Give the bonfire a chance

It was this time last year that I was on the ramparts of a hastily-constructed defensive position, flinging eggs at older guys who were running at me with bags of feces.

While I thought this was kind of fun and probably represented the Chinese human wave attacks of the Korean war on a slightly less dangerous scale, I could see how many people would find this only mediocre, as feces does not clean that easily.

Regardless, running the risk of agreeing with a certain off-campus publication of dubious integrity, the bonfire and the tremendous circle of sweaty freshman who come with it will always have a place at Dartmouth.

There is much to be said about tradition and how it keeps a school together. It is not an accident that the best schools in the land are ones steeped in tradition.

Harvard, Dartmouth, Princeton, West Point: the traditions at schools like these are well established. Brown, which has discarded tradition and tried very hard to be progressive, has taken its ignominious station as the doormat of the Ivies. But why is tradition so important?

It provides a common strand of experience that different individuals from different times can share. In the end, what makes a school a powerful institution is the degree to which its alumni will stand by it across time.

That is a function of how much they valued their individual experience there, and how much the present school is still like that.

I am looking forward to the day when I, a Dartmouth student who was born the year I graduated, and an alum who graduated the year I was born can all meet on a street somewhere in Manhattan, and talk for a while.

I will understand exactly what the young one is talking about when he describes running around a really big flame, sweating like he was in a sauna, while some even sweatier dean yelled at him for trying to touch the burning wood.

The oldest one will remember what it is like to be young. Right now this seems like a load of sentimental nonsense, but that's because we're here and not getting old and overweight yet.

Ultimately, every institution tries to integrate traditions. It's just that the new ones have no traditions and the tumultuous ones whose faces are always changing don't know what traditions would be suitable.

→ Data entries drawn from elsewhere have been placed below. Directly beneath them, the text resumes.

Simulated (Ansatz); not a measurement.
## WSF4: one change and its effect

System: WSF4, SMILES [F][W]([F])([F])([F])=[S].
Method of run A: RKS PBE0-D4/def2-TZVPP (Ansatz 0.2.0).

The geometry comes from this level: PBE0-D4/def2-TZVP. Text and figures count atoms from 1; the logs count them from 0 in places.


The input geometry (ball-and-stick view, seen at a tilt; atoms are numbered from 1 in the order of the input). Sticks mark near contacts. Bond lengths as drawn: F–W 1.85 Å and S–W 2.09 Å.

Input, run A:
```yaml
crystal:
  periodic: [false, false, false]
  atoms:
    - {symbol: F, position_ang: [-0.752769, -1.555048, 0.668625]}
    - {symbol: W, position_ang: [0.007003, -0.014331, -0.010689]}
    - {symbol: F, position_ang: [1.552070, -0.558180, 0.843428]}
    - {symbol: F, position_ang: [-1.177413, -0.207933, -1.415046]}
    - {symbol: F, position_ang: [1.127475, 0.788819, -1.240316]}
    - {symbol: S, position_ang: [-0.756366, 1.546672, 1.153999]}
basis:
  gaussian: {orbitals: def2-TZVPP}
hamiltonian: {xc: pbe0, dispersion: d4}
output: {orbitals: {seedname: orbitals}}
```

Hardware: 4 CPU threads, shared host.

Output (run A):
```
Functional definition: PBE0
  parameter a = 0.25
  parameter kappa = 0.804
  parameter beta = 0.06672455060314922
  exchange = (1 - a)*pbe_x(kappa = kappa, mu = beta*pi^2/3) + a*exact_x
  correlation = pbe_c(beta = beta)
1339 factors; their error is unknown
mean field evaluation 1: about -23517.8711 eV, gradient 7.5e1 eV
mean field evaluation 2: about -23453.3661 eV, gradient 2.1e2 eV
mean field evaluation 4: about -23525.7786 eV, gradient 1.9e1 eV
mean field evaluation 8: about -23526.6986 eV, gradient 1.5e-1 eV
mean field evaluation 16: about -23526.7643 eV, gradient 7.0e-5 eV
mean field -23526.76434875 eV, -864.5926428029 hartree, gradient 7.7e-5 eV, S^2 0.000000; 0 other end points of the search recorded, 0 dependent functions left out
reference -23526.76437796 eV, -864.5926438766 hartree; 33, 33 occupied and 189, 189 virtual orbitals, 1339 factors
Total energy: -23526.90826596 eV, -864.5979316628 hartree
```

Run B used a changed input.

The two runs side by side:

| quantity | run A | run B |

As for the bonfire, if you don't like it, don't go. If you're a '97, go and decide for yourself, and leave early if you don't like it. But bear in mind that people have been doing it for decades.

It also is harmless. We shouldn't feel too guilty burning a lot of wood once a year regardless of how it could heat two houses for the whole winter. Then we might as well feel guilty about going to Dartmouth.

Every school must have a face. Faces that gain worth, posterity and prosperity are ones that do not change fundamentally. Two New York University students who have never met are not necessarily glad to see each other -- they could have spent four years at their school and never have had a common experience.

But when you run into a Dartmouth alum anywhere in the world, there is usually a little excitement.

Chances are good that you have shared some common experiences that draw you together: the cold, Winter Carnival, Green Key, D.O.C. Trips, and your sweaty run around the Bonfire the night after we have routed some college in football.

Everyone has their own Dartmouth, but this one is ours if we want it to be.